Terrence Malick’s “Tree of Life,” probably the most highly anticipated film at the Cannes Film Festival, held multiple, invitation-only screenings on Monday at the Grand Theatre Lumiere, the largest theater available there.

Audiences actually booed the film. (As the audiences in Cannes are notorious for doing when they are shocked, offended or simply bored to death.) It shocked Malick’s supporters so much, they gave the film a rather defensive standing ovation as the credits rolled.
Malick also skipped out on the press conference after the screening. The director is known for being extremely behind-the-scenes,  a very much out-of-the spotlight artist, and one of the most highly respected American filmmakers.

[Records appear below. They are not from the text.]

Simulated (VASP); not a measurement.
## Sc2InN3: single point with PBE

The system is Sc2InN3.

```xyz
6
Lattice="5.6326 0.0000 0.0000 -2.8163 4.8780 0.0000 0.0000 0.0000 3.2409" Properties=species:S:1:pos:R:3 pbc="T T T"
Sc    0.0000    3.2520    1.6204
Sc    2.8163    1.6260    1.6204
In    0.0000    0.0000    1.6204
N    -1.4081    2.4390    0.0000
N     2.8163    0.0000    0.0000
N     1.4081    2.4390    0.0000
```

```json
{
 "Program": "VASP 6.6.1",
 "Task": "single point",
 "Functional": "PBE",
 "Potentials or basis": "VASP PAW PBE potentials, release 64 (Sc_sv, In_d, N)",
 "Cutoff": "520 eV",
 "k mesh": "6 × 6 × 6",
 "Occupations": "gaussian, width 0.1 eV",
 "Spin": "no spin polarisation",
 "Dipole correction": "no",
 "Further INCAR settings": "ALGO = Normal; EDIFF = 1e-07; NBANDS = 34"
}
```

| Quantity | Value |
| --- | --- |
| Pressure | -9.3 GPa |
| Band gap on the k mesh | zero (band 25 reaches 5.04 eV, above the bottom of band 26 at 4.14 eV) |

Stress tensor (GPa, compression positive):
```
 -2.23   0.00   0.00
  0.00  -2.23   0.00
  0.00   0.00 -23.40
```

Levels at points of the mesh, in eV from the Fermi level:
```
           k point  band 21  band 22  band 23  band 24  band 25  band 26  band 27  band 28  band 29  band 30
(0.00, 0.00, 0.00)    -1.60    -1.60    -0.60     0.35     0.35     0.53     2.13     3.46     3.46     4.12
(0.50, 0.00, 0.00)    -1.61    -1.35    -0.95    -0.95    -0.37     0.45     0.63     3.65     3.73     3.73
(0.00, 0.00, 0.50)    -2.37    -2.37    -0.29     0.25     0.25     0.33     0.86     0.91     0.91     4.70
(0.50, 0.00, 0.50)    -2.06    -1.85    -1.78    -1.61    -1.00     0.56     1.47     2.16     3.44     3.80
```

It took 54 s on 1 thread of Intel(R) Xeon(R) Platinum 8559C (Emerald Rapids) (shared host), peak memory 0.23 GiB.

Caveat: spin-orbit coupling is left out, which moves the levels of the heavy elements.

The AP reports that Brad Pitt, a producer and star of the movie, “I don’t know why it’s accepted that people who make things in our business are then expected to sell them, and I don’t think that computes with him,” said Pitt, also a producer on the film. “He wants to focus on the making of it, not the real estate, selling the real estate. It is an odd thing for an artist to start something and then be salesman.” Pitt, Chastain and the film’s producers braved the press alone.

Malick has not had a film at Cannes since his seminal and iconic 1979 film “Days of Heaven,” where he garnered him the Festival’s  top directing prize. “Tree of Life” is only his fifth film in a nearly forty-year career. His other films includes “Badlands” and “The Thin Red Line.”
Producer Sarah Green explained, “Mr. Malick is very shy.”